One well-kept secret about Professor Blatt is that when the world got Les as a physicist, it lost a talented writer of musical comedy. It was the custom at Stanford for graduate students to satirize their profession and their professors at the annual physics Christmas party. Most of these satires are best forgotten but one of the most ambitious efforts along these lines deserves to be remembered--an unabridged parody of Lerner & Loewe's My Fair Lady by Les Blatt and Dave Coward. I remember this production especially well because the principals rehearsed it in the living room of the house in Woodside that I shared with fellow Stanford grad student Chuck Buchanan.
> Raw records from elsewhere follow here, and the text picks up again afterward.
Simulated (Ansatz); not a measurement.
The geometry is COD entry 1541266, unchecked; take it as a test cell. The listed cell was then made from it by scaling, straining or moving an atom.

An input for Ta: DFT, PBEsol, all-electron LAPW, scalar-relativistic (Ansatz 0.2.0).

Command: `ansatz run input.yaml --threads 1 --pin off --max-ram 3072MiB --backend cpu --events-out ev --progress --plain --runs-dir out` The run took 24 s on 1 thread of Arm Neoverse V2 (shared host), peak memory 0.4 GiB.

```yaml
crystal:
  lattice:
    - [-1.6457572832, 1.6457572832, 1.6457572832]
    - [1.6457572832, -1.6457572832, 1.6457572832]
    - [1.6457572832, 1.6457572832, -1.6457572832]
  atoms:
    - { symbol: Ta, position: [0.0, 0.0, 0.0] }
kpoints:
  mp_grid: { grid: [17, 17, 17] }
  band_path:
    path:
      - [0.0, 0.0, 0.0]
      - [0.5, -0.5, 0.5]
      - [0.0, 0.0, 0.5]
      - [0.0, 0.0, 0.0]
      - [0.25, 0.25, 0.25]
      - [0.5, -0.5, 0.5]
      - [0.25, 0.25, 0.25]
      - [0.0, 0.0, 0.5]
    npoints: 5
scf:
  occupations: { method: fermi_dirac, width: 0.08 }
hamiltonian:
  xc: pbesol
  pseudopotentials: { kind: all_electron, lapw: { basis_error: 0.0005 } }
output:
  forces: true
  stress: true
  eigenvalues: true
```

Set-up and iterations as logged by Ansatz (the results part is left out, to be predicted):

Highlights follow (from my copy of Physical Revue--its title a spoof of America's major physics journal Physical Review--thanks, Les):
The play opens with Higgins (a theorist) and Pickering (an experimentalist) striding about Higgins's office, bemoaning the low quality of physics students. They sing:
...Clever grad students--two or three--
Working hard for their PhDs.
Who'd do my work for me.
Oh, wouldn't it be loverly?...
Higgs: By golly, Pickering, you've got something there. A clever student once in a while would be a real joy. But they seem so rare these days.
Pick: Rare? They don't exist. What's more there isn't one who's even average. They're all stupid!
Higgs: Now, now, You're being too harsh. Perhaps we ourselves are partly to blame...
Pick: Nonsense! Students are irrational, that's all there is to that--their heads are full of wires, nuts and brads. They're nothing but an oscillating, relaxating, congregating group of beer and coffee drinking, never-thinking, irritating grads!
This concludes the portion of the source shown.